Chapter 6 Visualizing trees in R

6.1 Creating a Newick object

Computer programs use the Newick tree format for phylogenetic trees. This format uses a series of parentheses, commas, and colons to store information about evolutionary relationships.

  • (A,B) indicates a pair of taxa that form their own group, or clade
  • ((A,B),C) indicates the next most closely related taxon to the A-B clade is taxon C
  • (A:5,B:7) tells the program (and us!) the length of the branch connecting each taxon to the node. In this case, the branch length between the node and A is 5 and the branch length for B is 7. The total distance between A and B is 5+7, or 12.
  • ((A,B),C)); tells the program the tree is complete. If the semicolon is missing at the end, the program will keep looking for information on another taxon.

For this exercise, we are going to create an R object in Newick formula that illustrates the relationships among several species of mammals.

#install.packages('ape') #this installs the ape package
#install.packages('nlme') #this installs the nlme package
library(ape) #this opens the ape package
library(nlme) #this opens the nlme package

#we first create an object that stores the tree information
mammal.1 <-  read.tree(text = "((((raccoon:19.19959,bear:6.80041):0.84600,
             weasel:18.87953):2.09460):3.87382,dog:25.46154);")

#typing the name of the object means R will tell us about it
mammal.1
## 
## Phylogenetic tree with 4 tips and 4 internal nodes.
## 
## Tip labels:
##   raccoon, bear, 
## weasel, dog
## 
## Rooted; includes branch lengths.

We now have a phylogenetic tree loaded into R.

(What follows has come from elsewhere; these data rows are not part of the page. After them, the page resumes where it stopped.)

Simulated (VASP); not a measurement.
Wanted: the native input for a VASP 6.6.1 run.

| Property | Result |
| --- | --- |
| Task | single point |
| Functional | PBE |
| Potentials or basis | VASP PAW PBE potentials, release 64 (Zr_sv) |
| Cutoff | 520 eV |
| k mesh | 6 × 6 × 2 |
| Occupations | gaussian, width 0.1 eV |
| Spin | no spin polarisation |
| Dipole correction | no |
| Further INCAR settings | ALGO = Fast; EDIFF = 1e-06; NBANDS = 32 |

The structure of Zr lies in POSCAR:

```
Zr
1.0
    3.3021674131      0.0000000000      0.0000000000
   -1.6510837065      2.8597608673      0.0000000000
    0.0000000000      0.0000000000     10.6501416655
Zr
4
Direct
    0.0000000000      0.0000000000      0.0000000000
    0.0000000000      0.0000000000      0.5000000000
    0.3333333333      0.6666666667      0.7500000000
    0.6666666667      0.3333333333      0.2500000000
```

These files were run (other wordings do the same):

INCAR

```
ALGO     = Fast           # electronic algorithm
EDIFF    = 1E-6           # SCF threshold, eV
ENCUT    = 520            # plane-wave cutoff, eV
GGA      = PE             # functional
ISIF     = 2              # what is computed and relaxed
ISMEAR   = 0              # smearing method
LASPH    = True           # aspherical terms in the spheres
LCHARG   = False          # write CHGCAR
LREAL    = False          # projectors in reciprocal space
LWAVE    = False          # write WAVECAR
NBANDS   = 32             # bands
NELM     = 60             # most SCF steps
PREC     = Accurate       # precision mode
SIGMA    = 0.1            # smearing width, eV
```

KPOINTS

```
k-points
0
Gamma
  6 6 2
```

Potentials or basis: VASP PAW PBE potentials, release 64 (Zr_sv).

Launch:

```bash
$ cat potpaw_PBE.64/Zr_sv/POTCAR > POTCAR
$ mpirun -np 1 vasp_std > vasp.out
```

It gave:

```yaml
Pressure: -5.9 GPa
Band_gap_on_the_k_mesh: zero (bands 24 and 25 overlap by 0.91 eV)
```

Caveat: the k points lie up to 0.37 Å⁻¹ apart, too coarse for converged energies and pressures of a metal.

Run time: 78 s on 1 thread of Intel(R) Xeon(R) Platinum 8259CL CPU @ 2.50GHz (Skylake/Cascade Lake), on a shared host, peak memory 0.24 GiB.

Why is it called Newick format?

This is what Joe Felsenstein, one of the giants of the phylogenetic field, says: “The Newick Standard was adopted 26 June 1986 by an informal committee meeting convened by me during the Society for the Study of Evolution meetings in Durham, New Hampshire and consisting of James Archie, William H.E. Day, Wayne Maddison, Christopher Meacham, F. James Rohlf, David Swofford, and myself. (The committee was not an activity of the SSE nor endorsed by it). The reason for the name is that the second and final session of the committee met at Newick’s restaurant in Dover, New Hampshire, and we enjoyed the meal of lobsters. The tree representation was a generalization of one developed by Christopher Meacham in 1984 for the tree plotting programs that he wrote for the PHYLIP package while visiting Seattle. His visit was a sabbatical leave from the University of Georgia, which thus indirectly partly funded that work.”

6.2 Drawing trees

It is quite difficult for humans to quickly interpret the relationships and branch lengths in the Newick format. Luckily, R (and other phylogenetics programs) can convert Newick formats into a more understandable form.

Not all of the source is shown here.